Corporate Governance
Board of Directors
The board presently consists of two executive and four non-executive directors. The board meets on a regular basis and is responsible for the strategy and development of the group and the efficient management of its resources. It is supplied in a timely manner prior to meetings with information on financial, business and corporate matters which enables it to discharge its duties. All directors have access to the advice and services of the company secretary and appropriate training is given as and when required. There are also procedures in place for the non-executive directors to obtain independent legal or other professional advice at the group’s expense.
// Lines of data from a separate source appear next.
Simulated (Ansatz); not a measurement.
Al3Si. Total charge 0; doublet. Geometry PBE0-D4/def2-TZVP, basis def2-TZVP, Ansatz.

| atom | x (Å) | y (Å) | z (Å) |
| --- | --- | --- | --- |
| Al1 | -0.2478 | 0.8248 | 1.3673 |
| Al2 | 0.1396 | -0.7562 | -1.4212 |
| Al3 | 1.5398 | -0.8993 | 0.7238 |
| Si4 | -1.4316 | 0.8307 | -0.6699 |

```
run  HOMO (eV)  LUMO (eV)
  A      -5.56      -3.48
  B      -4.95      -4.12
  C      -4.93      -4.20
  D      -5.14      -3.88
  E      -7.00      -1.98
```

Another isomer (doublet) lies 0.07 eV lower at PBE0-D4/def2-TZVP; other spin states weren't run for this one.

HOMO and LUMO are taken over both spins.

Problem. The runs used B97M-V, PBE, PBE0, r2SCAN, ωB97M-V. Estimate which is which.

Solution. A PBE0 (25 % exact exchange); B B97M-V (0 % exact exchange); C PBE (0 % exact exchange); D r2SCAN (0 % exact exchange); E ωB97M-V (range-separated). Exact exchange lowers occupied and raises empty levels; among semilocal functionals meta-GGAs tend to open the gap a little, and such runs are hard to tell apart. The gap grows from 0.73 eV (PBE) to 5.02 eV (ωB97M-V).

The group has a formal schedule of matters which are reserved for decision by the board. In addition the board has established committees with written terms of reference to fulfil specific functions as set out below. The matters reserved for the board include the appointment of directors and senior executives, in consequence of which a separate nominations committee is considered unnecessary at the present time.
General Principles
The board of Personal Group Holdings Plc supports the principles and is committed to achieving high standards of corporate governance. As an AIM listed company it is not required to comply with the Combined Code but notwithstanding this seeks to comply with those provisions which are most appropriate given the size of the group and the nature of its operations.
Internal Control
The board of directors is responsible for the group’s system of internal control and for reviewing its effectiveness. Such a system however is designed to manage rather than eliminate the risk of failure to achieve business objectives and can only provide reasonable and not absolute assurance against material misstatement or loss.
The board has established a continuous process for identifying, evaluating and managing the group’s significant risks. This process involves the monitoring of all controls including financial, operational and compliance controls and risk management. It is based principally on reviewing reports from senior management and professional advisers to ensure that any significant weaknesses are promptly remedied and to indicate a need for more extensive monitoring.
Relationship with Shareholders
The board attaches a high importance to maintaining good relationships with institutional shareholders and analysts, and seeks to keep them fully updated on the group’s performance, strategy and management. In addition the board welcomes as many shareholders as possible to attend the Annual General Meeting and encourages open discussion after the formal proceedings.
Corporate Social Responsibility
The group is committed to ensuring that the way in which its business is conducted has a positive impact on its employees and on the communities in which it operates. Its activity in this respect includes a charitable fund to which Personal Assurance Plc presently contributes approximately half of one per cent of premium income. The group supports a range of voluntary sector and community activities, primarily where its own employees or employees of host companies from whom the group derives its business are actively involved.